27 Feb When is the Next Recession? And How it Will Impact California’s Housing Market?
As we head into 2018, we find ourselves a full decade out from the last debilitating U.S. recession. The resulting economic depression and protracted recovery were followed by years of secular stagnation, a condition in which some economists say we’re still stuck.
Technically, the economic recovery began in 2009. Since then the economy has been expanding — albeit slowly.
The current economic expansion has lasted over eight years. In contrast, the average expansion lasts just under five years. This begs the question — is another recession imminent?
Timing the next recession
For an answer to when the next recession will occur, first look to the yield spread. The yield spread is the difference between the:
- 10-year Treasury Note rate — representing bond market confidence in the economy; and
- short-term borrowing rate — representing the Federal Reserve’s (the Fed’s) actions to shrink or grow the economy.
The yield spread indicates the likelihood of a recession one year forward. As the yield spread approaches zero, the likelihood of a recession rises. Whenever the figure dips below zero, a recession will almost certainly occur within the next 12 months.
The yield spread in late-2017 is just above 1%, at 1.12% in November 2017. This is down from 1.69% a year earlier. Today’s yield spread figure represents a moderate chance of recession — and more certainly an economic slowdown — by the end of 2018.
Further, as the Fed continues to increase their benchmark interest rate in 2018 and investors accept lower returns on their investments in exchange for the safety of the 10-year Treasury Note, the yield spread figure will fall closer to zero. Therefore, a recession will likely set in by late-2018 or early-2019.
Housing in the next recession: what it means to you
The housing market had a significant role to play in the cause of the last recession and its fitful recovery. During the Millennium Boom, home values became vastly inflated, causing a housing bubble that many in real estate failed to notice (or deliberately chose to ignore). The ensuing crash rippled across all economic sectors, carrying with it distrust in the housing market that persists in some spheres today.
However, the next recession won’t mirror the exact contours of recessions past. Of note for real estate practitioners, the next recession won’t be as inextricably linked to housing and the fallout will not cast the same degree of shadow over the industry.
A September 2017 Zillow survey of economists found U.S. housing will only be moderately impacted by the next recession. This is also likely to be true here in California, where current demand for homes is not even close to being met by available inventory.
Further, unlike the 2008 recession, the housing market won’t be the primary catalyst of the next recession. Rather, the next recession will likely be caused by a different set of changing circumstances, such as a stock market correction, a geopolitical crisis, or even a regular Fed-induced business recession.

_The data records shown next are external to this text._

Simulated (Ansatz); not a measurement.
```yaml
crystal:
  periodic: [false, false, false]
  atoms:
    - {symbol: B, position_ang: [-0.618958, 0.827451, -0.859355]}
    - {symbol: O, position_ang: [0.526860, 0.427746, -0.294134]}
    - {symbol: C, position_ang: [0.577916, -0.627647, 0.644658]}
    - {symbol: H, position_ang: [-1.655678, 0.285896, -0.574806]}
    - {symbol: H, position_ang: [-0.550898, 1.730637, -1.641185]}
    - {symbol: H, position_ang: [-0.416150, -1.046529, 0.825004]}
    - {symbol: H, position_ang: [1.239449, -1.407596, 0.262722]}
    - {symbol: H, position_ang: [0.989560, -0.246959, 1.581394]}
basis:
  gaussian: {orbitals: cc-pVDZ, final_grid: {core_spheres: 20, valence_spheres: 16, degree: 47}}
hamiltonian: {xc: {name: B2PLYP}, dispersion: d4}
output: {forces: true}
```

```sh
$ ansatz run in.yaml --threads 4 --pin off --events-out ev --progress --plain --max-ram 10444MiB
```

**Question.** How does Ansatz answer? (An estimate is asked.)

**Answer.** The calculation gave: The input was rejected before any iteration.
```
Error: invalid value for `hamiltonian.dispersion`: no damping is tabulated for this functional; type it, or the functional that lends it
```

While the next recession won’t be deeply felt in the housing industry, real estate professionals still ought to do their research and prepare for a slowdown in home sales.
Preparations real estate agents and brokers can take today include:
- increasing transaction volume before the crash;
- expanding their client base by growing and fastidiously grooming their FARM; and
- putting away a larger percentage of their income into savings.